To start a query, just use the lookup() function, with your query and a callback function that will asynchronously receive the results when it's ready. The result is an object of type fullproof.ResultSet (which manages a sorted array and provides basic set operations), possibly empty if the query does not return any result. If there are one or more result, you can iterate over it to build the text displayed to the user.

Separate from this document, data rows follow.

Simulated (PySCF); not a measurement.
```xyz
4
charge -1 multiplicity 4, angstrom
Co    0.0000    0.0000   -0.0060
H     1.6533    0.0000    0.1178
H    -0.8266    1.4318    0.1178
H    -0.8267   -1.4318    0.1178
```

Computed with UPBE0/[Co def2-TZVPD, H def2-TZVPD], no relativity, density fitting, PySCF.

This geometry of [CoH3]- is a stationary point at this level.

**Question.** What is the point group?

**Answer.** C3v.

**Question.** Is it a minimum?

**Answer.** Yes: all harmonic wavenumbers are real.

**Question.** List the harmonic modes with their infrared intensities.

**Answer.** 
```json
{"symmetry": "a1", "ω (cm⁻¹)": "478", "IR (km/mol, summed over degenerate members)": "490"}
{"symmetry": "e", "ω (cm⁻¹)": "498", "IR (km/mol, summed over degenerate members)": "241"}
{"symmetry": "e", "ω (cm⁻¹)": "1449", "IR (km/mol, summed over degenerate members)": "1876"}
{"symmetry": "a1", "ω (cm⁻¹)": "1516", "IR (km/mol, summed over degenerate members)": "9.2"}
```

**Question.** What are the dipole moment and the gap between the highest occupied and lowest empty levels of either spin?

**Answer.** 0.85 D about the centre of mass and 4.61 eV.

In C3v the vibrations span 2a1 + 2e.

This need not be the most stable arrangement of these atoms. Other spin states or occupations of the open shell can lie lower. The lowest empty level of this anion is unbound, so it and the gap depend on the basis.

So let's create a search() function that takes the value of an input field, use it as a query, looks it up in the search engine, and creates the user response based on the results.

    function search() {
        var value = $("#typehere").val();

        // Request a search to the mario engine, then displays the results, if any.
        marioSearchEngine.lookup(value, function(resultset) {
            var result ="";
            if (resultset && resultset.getSize()) {
                var rsize = resultset.getSize();
                result = "<h1>Found " + rsize + " character"+(rsize>1?"s":"")+" matching your request.</h1>";
                result += "<table><tr><th>Name</th><th>Role</th></tr>"
                resultset.forEach(function(e) {
                    var c = marioData[e];
                    result += "<tr><td style='font-weight: bold;'>"+ c.name+"</td>";
                    result += "<td>"+ c.type+"</td></tr>";
                });
                result += "</table>";
            } else {
                result = "<h2>No result found :-(</h2>";
            }
            $("#results").html(result);
        });
    }